York Counties Push for Stricter Anti-Tethering Laws

Counties are seeking to amend dog-tethering regulations to include provisions that cables must be on a track, allowing pups a bit more freedom. But not everyone is in agreement with the changes.

In two distinct York counties, one in Pennsylvania, the other in South Carolina, laws are being enforced that will prevent dog owners from keeping their pets tethered outdoors.

York County, PA now has six municipalities that have made tethering illegal.  This is not the kind of tethering wherein a person leaves a dog strapped to a pole while they pop inside a store for a cup of coffee, but the kind where a dog is left leashed up outside for hours at a time.  Current PA animal cruelty laws allow dogs to be chained up around the clock, provided they have access to food, water and shelter, and the tethers are of a specific length.

But this does not guarantee the canines’ comfort.  Should a dog be left outdoors in the winter, it is likely their food and water will freeze.  The shelter must be adequate.  Does the law stipulate that the shelter be weather appropriate?  If laws are not clear, they may not be followed.  Owners must also be careful how their animals are chained.  A dog may choke to death if they continuously wrap their tether around a tree.

Now in both Pennsylvania and South Carolina, York counties have made it so dog tethers must run on a cable system.  This allows dogs to romp around and get exercise, which at the very least breaks their days up a little.  Otherwise they must be kenneled.

Studies have shown that tethered dogs, particularly those who receive little attention and socialization, are far more likely to attack.  But not using chains can be helpful to everyone, including the dogs who would be on them.  Shelley Metzler, West York, PA dog enforcement officer said she’s seen tethered dogs seriously injured by dogs running loose.

These measures may not be popular with all dog owners.  York County, SC veterinarian Sonya McCathey stated, “‘Athletic, heavily muscled dogs” who have the ‘tools’ to harm humans become dangerous when they break their chains or restraints.”

This sounds like it may be targeting pit bulls and other demonized dogs.  While the breed has been dubbed “baby-killer” due to a number of incidents involving attacks on children, they have been badly stereotyped.  Pit bulls are highly capable of being incredibly friendly and good-natured.  Typically, it is only when raised in harsh conditions that they become vicious.

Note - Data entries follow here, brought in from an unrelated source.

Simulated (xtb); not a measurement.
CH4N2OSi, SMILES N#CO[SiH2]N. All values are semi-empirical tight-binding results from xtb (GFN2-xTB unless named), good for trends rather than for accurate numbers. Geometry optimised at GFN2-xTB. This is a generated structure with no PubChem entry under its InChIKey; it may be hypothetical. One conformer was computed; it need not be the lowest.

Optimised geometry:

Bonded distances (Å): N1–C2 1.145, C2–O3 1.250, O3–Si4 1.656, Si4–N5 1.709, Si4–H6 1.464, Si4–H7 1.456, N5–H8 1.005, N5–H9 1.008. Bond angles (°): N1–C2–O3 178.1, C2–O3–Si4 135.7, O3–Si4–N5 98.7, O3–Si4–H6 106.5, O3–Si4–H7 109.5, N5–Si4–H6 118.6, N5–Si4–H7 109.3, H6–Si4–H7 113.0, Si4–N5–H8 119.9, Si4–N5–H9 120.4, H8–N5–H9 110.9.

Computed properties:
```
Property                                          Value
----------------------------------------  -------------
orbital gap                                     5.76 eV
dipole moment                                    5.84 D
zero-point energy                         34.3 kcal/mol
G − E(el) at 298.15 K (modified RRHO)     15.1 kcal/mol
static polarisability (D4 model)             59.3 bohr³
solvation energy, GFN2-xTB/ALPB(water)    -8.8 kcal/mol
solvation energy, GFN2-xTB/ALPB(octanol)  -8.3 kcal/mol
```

“Owning that type of dog should have restrictions, just as owning a pool does, McCathey said. “Pool owners might not have children themselves, but they must put up fences to help keep kids from drowning.”

McCathey’s sentiments have not been shared by everyone.  Challengers to the stricter regulations have displayed signs saying, “How about regulating your hobby?”

McCathey insists the stricter laws are due to complaints against dogs and their owners, and that as long as owners control their animals, they shouldn’t have any problems.

SC resident and registered veterinary technician Ashley Nicole lives on five acres of farmland in York.  She has several well-cared for pit bulls, some tethered and some kenneled.  In 10 years, not a single one has escaped.  She worries that people who are unfairly biased against and afraid of pit bulls will always have complaints about them.

McCathey said that breeds associated with pit bulls would not be outlawed with the new restrictions.

York County, SC Council members have yet to vote on the proposed regulations, but most seem to be in favor of the changes.